IKS Project aims to bring semantic capabilities to traditional content management systems (CMS). IKS offers various functionalities considering all CMS layers from the graphical interface to database layer. The functionalities are provided by several standalone software tools. The most important tools coming out of IKS is the Apache Stanbol and Vienna IKS Editables (VIE).
Apache Stanbol provides a set of reusable components for semantic content management. Apache Stanbol’s intended use is to extend traditional content management systems with semantic services. As its name indicates Apache Stanbol is being developed in the umbrella of Apache Software Foundation (ASF). Stanbol is a graduated top level project of ASF.
Stanbol offers semantic enhancement functionalities for plain text content through various kinds of entity recognition algorithms. After the entity extraction process, the extracted entities such as places, persons, organizations, etc. are linked with the already existing, real entities included the Linked Open Data (LOD) cloud or local ontologies introduced to system. In the persistence layer, Stanbol offers semantic indexing and search for the content and additional information retrieved from LOD, regarding the entities contained in the content.
The IKS applications aim to address the incapabilities caused by not taking semantics of content items into consideration of existing CMSes. For instance, traditional CMSes do not have advanced semantic lifting and tagging capabilities which would enable development of semantically enriched text editors, similarity search, automatic categorization, etc. Besides semantic tagging, content items could be linked with each other based on their semantic characteristics which would enable semantic navigation between content items. Similarly, existing CMSes lack the search capabilities integrated with the underlying content semantics. Such content semantics based incapabilities are the main motivation behind the technologies provided by IKS Project.
We took part in the implementation of Stanbol. We have implemented the CMS Adapter, Content Hub and Ontology Manager modules of this project.

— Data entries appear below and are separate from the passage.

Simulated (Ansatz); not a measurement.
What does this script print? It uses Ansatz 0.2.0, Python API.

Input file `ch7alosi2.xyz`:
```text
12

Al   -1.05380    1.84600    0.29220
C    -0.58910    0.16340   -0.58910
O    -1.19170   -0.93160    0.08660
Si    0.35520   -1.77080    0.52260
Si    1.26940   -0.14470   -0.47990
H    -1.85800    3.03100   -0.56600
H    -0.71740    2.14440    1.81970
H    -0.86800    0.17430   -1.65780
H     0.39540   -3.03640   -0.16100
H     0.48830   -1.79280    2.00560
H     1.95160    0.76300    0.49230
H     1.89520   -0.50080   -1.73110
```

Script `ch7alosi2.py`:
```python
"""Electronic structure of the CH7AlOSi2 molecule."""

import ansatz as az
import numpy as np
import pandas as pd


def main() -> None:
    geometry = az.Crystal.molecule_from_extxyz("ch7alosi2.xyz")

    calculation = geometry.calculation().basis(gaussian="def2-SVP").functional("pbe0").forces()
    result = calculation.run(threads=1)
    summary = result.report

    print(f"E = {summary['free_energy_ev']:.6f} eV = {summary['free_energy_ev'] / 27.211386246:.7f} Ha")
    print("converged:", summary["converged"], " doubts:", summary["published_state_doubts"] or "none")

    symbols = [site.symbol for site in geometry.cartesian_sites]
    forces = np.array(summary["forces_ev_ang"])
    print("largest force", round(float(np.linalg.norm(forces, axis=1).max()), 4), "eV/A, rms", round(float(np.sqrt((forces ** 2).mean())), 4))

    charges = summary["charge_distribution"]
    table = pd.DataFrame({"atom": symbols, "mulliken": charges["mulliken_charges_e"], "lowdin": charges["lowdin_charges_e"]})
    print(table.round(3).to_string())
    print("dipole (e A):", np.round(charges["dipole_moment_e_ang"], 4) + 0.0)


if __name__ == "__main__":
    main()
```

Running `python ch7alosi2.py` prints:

CMS Adapter communicates with CMSes in a standard way using the JCR and CMIS specifications. CMS Adapter provides retrieval of actual content, associated metadata related with the CMS itself to be indexed in a semantic way by Content Hub.
Contenthub allows creation of semi-automatic, domain specific index creation on top of the Apache Solr framework and indexing of the plain content, CMS related metadata and semantic enhancements of document retrieved from LOD cloud. On top of the indexed content, Content Hub provides different search functionalities such as faceted search and SPARQL search.
Ontology Manager provides an abstraction to manage the enhancement ontologies of content items in different types of triple stores.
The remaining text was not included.